How to make a captivating film about a simple love story in 2016? And how to restore romance’s credentials after so many sappy romcoms without giving it too pretentious and intellectual an edge? Apparently, the solution is simple. Take one fiesty filmmaker, Maïwenn, and pair her with a couple of free radicals, namely Emmanuelle Bercot and Vincent Cassel, and viola!

Entered into Cannes last year, where Bercot deservedly won best actress, Mon Roi has a simple story. Tony (Bercot), victim of a serious skiing accident, begins her rehabilitation in a specialised centre and looks back on her relationship with ex-husband Georgio (Cassel). In 10 years, they fell in love, hated each other, married and separated.
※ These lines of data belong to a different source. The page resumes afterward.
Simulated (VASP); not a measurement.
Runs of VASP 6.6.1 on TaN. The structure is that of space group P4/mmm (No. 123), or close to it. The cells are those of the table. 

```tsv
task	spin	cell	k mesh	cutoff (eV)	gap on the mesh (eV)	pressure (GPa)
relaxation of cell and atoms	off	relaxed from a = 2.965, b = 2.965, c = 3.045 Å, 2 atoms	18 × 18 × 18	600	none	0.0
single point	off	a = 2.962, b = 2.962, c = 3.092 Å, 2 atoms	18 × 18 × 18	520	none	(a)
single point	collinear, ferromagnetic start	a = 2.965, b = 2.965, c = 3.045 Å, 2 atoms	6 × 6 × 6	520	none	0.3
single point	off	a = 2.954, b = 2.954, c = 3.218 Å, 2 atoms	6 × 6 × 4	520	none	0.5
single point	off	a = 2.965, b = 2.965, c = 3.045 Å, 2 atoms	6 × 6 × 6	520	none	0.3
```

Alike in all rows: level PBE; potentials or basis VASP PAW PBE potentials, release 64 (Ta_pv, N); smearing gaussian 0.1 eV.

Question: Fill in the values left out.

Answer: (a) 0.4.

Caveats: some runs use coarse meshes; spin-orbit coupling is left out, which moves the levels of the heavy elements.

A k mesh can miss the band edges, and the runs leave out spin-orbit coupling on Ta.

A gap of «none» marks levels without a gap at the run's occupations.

Though at first glance the scenario seems trivial, Mon Roi is distinguished by its power and intensity. The sublime interpretation of Tony and Georgio’s love bursts across the screen, almost overwhelming the supporting cast. Maïwenn perfectly communicates to us those common feelings, even the ones that are sometimes inexplicable and irrational, that affect us when it comes to our beloved.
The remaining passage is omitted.